The Significance of a Whitefieldian Reliquary

George Whitefield's Thumb

George Whitefield Thumb, close up

George Whitefield's Thumb
at the Methodist Archives Center,
Drew University, Madison, N.J
.

 

The recollection of Rev. Samuel Spring, chaplain to the troops of Benedict Arnold in his 1775 march to Quebec, as recorded in J. T. Headley, The Chaplains and Clergy of the Revolution, (New York: Scribner, 1864), 92-93:

There sat the fearless Arnold, the bold rifleman, Morgan, and a host of other brave men, who, notwithstanding their dauntless courage, felt that the perils of the untrodden, mysterious wilderness, they were about to penetrate, might be too great for human energy and endurance, and the hour come, that their only hope would rest in the God whose spirit the chaplain [Samuel Spring] invoked as their guide and stay. The citizens, who crowded the gallery, never forgot that sermon. It became the talk of the place, and was the cause of his eventually settling over them as their pastor. In speaking of the circumstance afterwards Mr. Spring said, "I preached over the grave of Whitfield. After the service the general officers gathered around me. Some one requested a visit to Whitfield's tomb. The sexton was hunted up, the key procured, and we descended to his coffin. It had lain in the tomb six years, but was in good preservation. The officers induced the sexton to take off the lid of the coffin. The body had nearly all returned to dust. Some portions of his grave-clothes remained. His collar and wristbands, in the best preservation, were taken and carefully cut in little pieces, and divided among them." The chaplain, with the haughty Arnold, the chivalrous Morgan, and group of officers, gathered in the dark vault around the tomb of Whitfield, formed a scene worthy of a painter. The clank of steel had a strange sound around the sainted sleeper, while the hallowed atmosphere filled all hearts with solemn awe and reverence.

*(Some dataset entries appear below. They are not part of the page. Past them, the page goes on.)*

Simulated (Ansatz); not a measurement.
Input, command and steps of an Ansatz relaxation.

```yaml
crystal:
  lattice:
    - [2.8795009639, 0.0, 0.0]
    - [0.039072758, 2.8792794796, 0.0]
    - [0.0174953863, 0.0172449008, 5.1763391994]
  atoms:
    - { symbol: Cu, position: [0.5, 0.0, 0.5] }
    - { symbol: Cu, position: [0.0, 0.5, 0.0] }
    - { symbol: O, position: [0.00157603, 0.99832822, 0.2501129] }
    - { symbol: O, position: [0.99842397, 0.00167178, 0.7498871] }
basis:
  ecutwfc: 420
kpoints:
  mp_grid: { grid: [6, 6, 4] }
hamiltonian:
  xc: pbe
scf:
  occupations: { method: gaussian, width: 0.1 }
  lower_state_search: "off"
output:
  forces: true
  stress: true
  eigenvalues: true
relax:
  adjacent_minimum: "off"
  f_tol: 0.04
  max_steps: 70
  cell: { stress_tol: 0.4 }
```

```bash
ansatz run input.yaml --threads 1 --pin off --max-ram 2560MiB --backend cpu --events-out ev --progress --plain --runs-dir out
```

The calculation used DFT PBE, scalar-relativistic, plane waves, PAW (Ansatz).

Analysis from Robert E. Cray,"Memorialization and Enshrinement: George Whitefield and Popular Religious Culture, 1770-1850," Journal of the Early Republic 10, no. 3 (Autumn 1990): 342, 260:

[In the importance placed on Whitefield's tomb] we can observe an aspect of religiosity that transcended dry sermons and formal prayers, official tenets and established dogmas. Evangelical Christians enhanced their faith by means of a pilgrimage to the tomb of the great revivalist, whereby they observed, touched, and handled the remains. A few might even secure relics. Although these Christians attached no miraculous character to the tomb—an essential characteristic of pilgrims to medieval shrines—we do observe a kind of Protestant version of older rituals to saintly individuals. Layfolk and clerics could and did experience their faith by actions and gestures at the tomb. Whitefield's enshrinement reveals how Americans both retained and refashioned elements of earlier practices toward saints, shrines, and relics.

Thomas A. Tweed, "John Wesley Slept Here: American Shrines and American Methodists," Numen, Vol. 47, No. 1 (2000): 53-54.

... because Methodists wanted to distinguish themselves from the Catholic practice of enshrining saints, they did not develop a strong tradition of relic preservation or veneration. One Methodist divinity school exhibits John Wesley's death mask; another preserves George Whitfield's thumb and displays pieces of Wesley's coat. Yet with the possible exception of the World Methodist Building at Lake Junaluska, North Carolina, which one prominent Methodist historian playfully called "the Methodist Disneyland," the United Methodist Church has not encouraged popular reverence for those items or established a pilgrimage center to house them. In this sense, the presuppositions about Methodists, and other Protestants, are correct: they have rejected most kinds of shrines. American Methodists, however, have not eschewed all types of shrines: they have identified and visited commemorative shrines, sites that recall key historical events and transport pilgrims to religiously significant times. And these function as identity shrines since, for many Methodists, collective identity emerges from historical consciousness.


"The piece of Whitefield's thumb is in the lower left-hand corner. Moving upward from it are Francis Asbury's glasses,
a piece of wood taken from Wesley's tree, Asbury's thread case, and a wooden peg from
the First Methodist Church in Rahway, New Jersey. In the center is a piece of rock on which Asbury sat."

From Colleenn McDannell, Material Christianity: Religion and Popular Culture in America (New Haven, Conn.: Yale University Press, 1995) 42.